The father plaintiff was a tenant in premises owned by the defendant. The infant plaintiff was injured by the fall of a flush tank in a toilet on the fifth floor of the defendant’s premises, which toilet was used in common by the infant plaintiff’s family and another tenant. The tank fell while the infant plaintiff was using the toilet and as she pulled the flush chain, and while seated on, or in the act of arising from, the toilet seat.

The plaintiffs offered evidence tending to show both actual and constructive notice of a defective condition. This evidence was to the effect that for at least two months prior to October 18, 1926, the date of the accident, the tank had been leaking, and plaster surrounding it had been breaking off all around the box and falling to the floor on the occasions when the flush chain would be operated. Water leaked to such an extent that pails had to be placed on the floor.

Notice of this condition was given to the defendant’s janitor and as a result, about a month prior to the date of accident, repairs were made. Plaintiffs’ evidence was to the effect that the old tank was replaced, while the defendant contended that an entirely new tank was substituted. This was a minor issue, the over emphasis of which resulted in error requiring a new trial.

The repair work, whatever its nature, was performed by a plumber engaged by the defendant and the work was completed on September 14, 1926. The workman in charge of the repairs gave evidence on behalf of the defendant tending to show that the work was properly done and that when he finished, the tank no *276longer leaked. He testified that the bottom of the tank rested on a wooden cleat and that-he secured the tank to the wall by means of a two and one-half-inch screw that penetrated through the metal lining of the box and through the plaster and' lath so that at least one inch of the screw extended into the studding.

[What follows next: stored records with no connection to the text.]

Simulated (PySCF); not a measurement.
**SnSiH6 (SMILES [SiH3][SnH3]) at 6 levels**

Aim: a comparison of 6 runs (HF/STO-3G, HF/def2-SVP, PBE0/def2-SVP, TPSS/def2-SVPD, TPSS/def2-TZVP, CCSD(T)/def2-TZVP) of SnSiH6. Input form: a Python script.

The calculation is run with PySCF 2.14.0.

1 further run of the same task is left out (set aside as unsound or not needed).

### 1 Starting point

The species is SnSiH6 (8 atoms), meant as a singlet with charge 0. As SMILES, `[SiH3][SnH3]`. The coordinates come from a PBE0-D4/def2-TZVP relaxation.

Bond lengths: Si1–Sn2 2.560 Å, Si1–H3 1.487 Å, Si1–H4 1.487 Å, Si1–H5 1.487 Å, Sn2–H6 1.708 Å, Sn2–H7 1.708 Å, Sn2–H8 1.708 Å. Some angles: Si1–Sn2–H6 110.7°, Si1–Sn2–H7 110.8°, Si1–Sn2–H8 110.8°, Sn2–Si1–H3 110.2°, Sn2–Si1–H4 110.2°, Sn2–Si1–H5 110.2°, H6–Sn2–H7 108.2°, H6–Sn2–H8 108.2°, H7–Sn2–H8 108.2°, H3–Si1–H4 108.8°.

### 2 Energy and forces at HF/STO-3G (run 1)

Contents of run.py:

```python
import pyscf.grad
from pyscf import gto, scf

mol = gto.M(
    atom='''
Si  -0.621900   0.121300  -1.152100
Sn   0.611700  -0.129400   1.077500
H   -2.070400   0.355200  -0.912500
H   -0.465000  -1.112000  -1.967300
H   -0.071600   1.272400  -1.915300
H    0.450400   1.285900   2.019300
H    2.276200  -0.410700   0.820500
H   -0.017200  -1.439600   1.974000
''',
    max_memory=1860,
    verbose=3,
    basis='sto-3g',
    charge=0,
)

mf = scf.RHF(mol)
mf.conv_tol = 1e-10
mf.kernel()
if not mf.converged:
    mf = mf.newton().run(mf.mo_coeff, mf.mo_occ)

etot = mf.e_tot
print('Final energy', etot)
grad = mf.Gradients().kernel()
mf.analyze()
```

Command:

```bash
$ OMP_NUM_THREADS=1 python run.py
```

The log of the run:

Plaintiffs’ evidence, on the other hand, tended to show that after repairs were made, practically the same conditions that obtained prior to the time the tank was taken down and replaced, continued; that the tank still leaked and plaster continued to fall and that notice of such condition was again given to the defendant or his agent, the janitor, who promised to send a man to fix it. Such promise was not complied with. The defendant in his own behalf, testifying on direct examination, stated at one point that the day before the accident hé had notice from the janitor of a complaint that the tank was loose; but later he testified that such notice did not come to him until after the tank had fallen.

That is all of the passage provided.